GM’s Lordstown, Ohio, plant has been sold to an EV startup, “Lordstown Motors Corp.,” which is affiliated with Workhorse Group, the company behind the Workhorse W-15 plug-in pickup truck.

Electrek, By Jameson Dow

© Jameson Dow / Electrek | GM just sold its Lordstown plant to an EV startup affiliated with Workhorse.

Workhorse shares no ownership with Lordstown Motors Corp., but the two companies are affiliated. They plan to share intellectual property, and Workhorse’s ex-CEO Steve Burns is now CEO of Lordstown Motors.

The deal has been brewing for some months now. Talks were prematurely revealed in May on Twitter, though nothing had been finalized yet.

We now know that Workhorse itself won’t own the plant, but that a new company has been formed that plans to work with Workhorse in the future.

Workhorse is currently bidding on the contract for the next US Postal Service delivery truck. This contract would be very lucrative if it comes through. There are several other companies bidding on the same contract, but Workhorse is the main bidder with an electric option, which would likely be a huge money saver for the USPS as compared to gas options.

Workhorse has also taken approximately 6,000 pre-orders for its plug-in hybrid truck. The company plans to build those in the Lordstown plant.

But Lordstown Motors has plans to design its own pickup model, too, which they’ve dubbed the “Endurance.”  This would be an all-electric pickup truck with four motors, one per wheel.

Electric trucks have been all the rage lately, with Rivian, Tesla, and Ford all having electric pickup trucks in production and debuting within the next couple of years.

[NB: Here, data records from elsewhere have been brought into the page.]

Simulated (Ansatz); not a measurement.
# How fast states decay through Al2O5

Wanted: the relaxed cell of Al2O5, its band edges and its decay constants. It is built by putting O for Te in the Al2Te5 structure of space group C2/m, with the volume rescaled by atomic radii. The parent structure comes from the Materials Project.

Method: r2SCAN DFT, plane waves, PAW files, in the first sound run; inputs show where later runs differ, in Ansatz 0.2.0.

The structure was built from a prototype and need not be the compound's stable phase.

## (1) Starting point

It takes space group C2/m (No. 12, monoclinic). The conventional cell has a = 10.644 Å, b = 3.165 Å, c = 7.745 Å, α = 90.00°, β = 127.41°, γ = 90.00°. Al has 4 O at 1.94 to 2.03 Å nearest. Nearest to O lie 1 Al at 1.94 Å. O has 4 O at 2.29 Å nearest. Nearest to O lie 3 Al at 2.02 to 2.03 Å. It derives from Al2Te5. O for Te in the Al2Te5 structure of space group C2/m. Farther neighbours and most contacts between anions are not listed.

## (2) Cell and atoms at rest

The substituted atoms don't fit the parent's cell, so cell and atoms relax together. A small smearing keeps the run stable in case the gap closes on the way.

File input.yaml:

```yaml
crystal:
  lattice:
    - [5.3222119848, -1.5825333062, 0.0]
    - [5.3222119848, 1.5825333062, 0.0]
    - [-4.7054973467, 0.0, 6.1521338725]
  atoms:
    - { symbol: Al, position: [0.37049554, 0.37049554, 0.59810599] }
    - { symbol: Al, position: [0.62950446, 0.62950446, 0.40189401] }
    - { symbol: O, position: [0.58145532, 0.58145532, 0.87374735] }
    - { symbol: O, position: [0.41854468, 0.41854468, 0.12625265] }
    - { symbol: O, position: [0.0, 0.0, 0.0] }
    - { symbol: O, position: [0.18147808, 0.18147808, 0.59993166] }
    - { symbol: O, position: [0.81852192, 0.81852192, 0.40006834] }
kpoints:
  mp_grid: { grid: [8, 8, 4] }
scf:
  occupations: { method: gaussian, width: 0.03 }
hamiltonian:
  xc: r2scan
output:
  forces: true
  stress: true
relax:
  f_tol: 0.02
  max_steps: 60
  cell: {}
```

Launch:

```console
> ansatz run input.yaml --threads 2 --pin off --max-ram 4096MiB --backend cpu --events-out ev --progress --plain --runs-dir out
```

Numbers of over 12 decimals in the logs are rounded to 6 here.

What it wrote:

Burns says the startup has enough money to buy the plant, but “we are going to be fundraising for a while” in order to raise the money required for retooling, development, and homologation. He has hired talent from across the industry, including GM, Ford, Karma, and Tesla’s manufacturing director Rick Schmidt.

Workhorse’s stock, previously down several percents this week, shot up more than 30% on the news.